AWS Compute Blog

Setting up AWS PrivateLink for Amazon ECS, and Amazon ECR

Amazon ECS and Amazon ECR now have support for AWS PrivateLink. AWS PrivateLink is a networking technology designed to enable access to AWS services in a highly available and scalable manner. It keeps all the network traffic within the AWS network. When you create AWS PrivateLink endpoints for ECR and ECS, these service endpoints appear as elastic network interfaces with a private IP address in your VPC.

Before AWS PrivateLink, your Amazon EC2 instances had to use an internet gateway to download Docker images stored in ECR or communicate to the ECS control plane. Instances in a public subnet with a public IP address used the internet gateway directly. Instances in a private subnet used a network address translation (NAT) gateway hosted in a public subnet. The NAT gateway would then use the internet gateway to talk to ECR and ECS.

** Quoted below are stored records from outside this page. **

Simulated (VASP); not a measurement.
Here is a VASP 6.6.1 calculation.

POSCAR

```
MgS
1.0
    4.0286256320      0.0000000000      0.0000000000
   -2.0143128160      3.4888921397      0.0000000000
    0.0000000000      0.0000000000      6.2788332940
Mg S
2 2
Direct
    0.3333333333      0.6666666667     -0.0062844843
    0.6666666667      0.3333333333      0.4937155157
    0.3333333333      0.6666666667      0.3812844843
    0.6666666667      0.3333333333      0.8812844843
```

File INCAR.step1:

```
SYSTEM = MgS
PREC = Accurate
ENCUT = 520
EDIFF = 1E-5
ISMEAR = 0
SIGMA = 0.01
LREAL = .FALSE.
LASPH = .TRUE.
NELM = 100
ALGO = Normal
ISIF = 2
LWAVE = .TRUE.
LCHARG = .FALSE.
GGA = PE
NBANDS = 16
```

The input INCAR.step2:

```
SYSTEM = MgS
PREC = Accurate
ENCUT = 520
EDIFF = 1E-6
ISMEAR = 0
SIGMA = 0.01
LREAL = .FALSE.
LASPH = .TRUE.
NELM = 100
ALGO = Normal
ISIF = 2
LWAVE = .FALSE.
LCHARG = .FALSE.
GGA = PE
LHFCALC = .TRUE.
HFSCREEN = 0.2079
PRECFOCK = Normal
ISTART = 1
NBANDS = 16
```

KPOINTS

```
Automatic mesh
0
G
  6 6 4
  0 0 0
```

Now that AWS PrivateLink support has been added, instances in both public and private subnets can use it to get private connectivity to download images from Amazon ECR. Instances can also communicate with the ECS control plane via AWS PrivateLink endpoints without needing an internet gateway or NAT gateway.

 

This networking architecture is considerably simpler. It enables enhanced security by allowing you to deny your private EC2 instances access to anything other than these AWS services. That’s assuming that you want to block all other outbound internet access for those instances. For this to work, you must create some AWS PrivateLink resources:

  • AWS PrivateLink endpoints for ECR. This allows instances in your VPC to communicate with ECR to download image manifests
  • Gateway VPC endpoint for Amazon S3. This allows instances to download the image layers from the underlying private Amazon S3 buckets that host them.
  • AWS PrivateLink endpoints for ECS. These endpoints allow instances to communicate with the telemetry and agent services in the ECS control plane.

This post explains how to create these resources.

Create an AWS PrivateLink interface endpoint for ECR

ECR requires two interface endpoints:

  • com.amazonaws.region.ecr.api
  • com.amazonaws.region.ecr.dkr

In the VPC console, create the interface VPC endpoints for ECR using the endpoint creation wizard. Choose AWS services and select an endpoint. Substitute your AWS Region of choice.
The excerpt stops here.